What are the differences between a table of type set, and a table of type ordered_set? I'm interested in the differences in read/write performance, what the ordering is based on, the effects across distributed nodes, and such.
as far as the ordering goes from the source:
add_element(E, [H|Es]) when E > H -> [H|add_element(E, Es)];
add_element(E, [H|_]=Set) when E < H -> [E|Set];
add_element(_E, [_H|_]=Set) -> Set; %E == H
add_element(E, []) ->[E].
So the ordering looks like a straight < or > comparison on the element.
Other than the ordering the it's exactly the same as the set. So I'd hazard a guess that for elements of lower "value" look ups would be faster on average than the set. But other than that I'm not sure.

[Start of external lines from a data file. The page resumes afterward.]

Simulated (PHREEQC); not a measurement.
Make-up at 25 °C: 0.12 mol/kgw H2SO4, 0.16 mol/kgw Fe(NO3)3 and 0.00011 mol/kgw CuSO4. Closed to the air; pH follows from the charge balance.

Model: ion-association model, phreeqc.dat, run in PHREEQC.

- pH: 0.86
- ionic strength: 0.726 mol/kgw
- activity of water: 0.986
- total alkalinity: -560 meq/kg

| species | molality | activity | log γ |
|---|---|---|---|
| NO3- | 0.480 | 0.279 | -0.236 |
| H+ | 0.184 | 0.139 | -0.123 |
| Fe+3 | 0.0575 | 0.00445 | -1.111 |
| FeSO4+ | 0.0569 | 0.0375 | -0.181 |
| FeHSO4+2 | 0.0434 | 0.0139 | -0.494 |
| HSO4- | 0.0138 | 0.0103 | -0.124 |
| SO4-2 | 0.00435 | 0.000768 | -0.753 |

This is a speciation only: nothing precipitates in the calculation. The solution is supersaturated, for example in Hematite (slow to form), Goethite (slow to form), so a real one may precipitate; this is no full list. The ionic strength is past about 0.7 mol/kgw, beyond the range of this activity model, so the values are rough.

Since Erlang is process agnostic and doesn't allow variable modification the effects across distributed nodes should be identical to local nodes.
Caveat:
I haven't run any benchmarking on the two types so this is speculation on my part regarding performance.
The ordering is based on the primary key, which means ordered_set tables are much faster at doing match/select iteration using complex primary keys. For example, if your record looks like {{Key, Val1}, Val2}
, you can match or select on Key
to very quickly get Val1
and Val2
for every occurance of Key
. Other than that, I'm not aware of a significant difference in read/write speed.
Fragmenting ordered_set tables is also possible, though it means the iteration will be partially ordered, but not fully ordered. Iterating over a single fragment is ordered, but the order from fragment to fragment is undefined.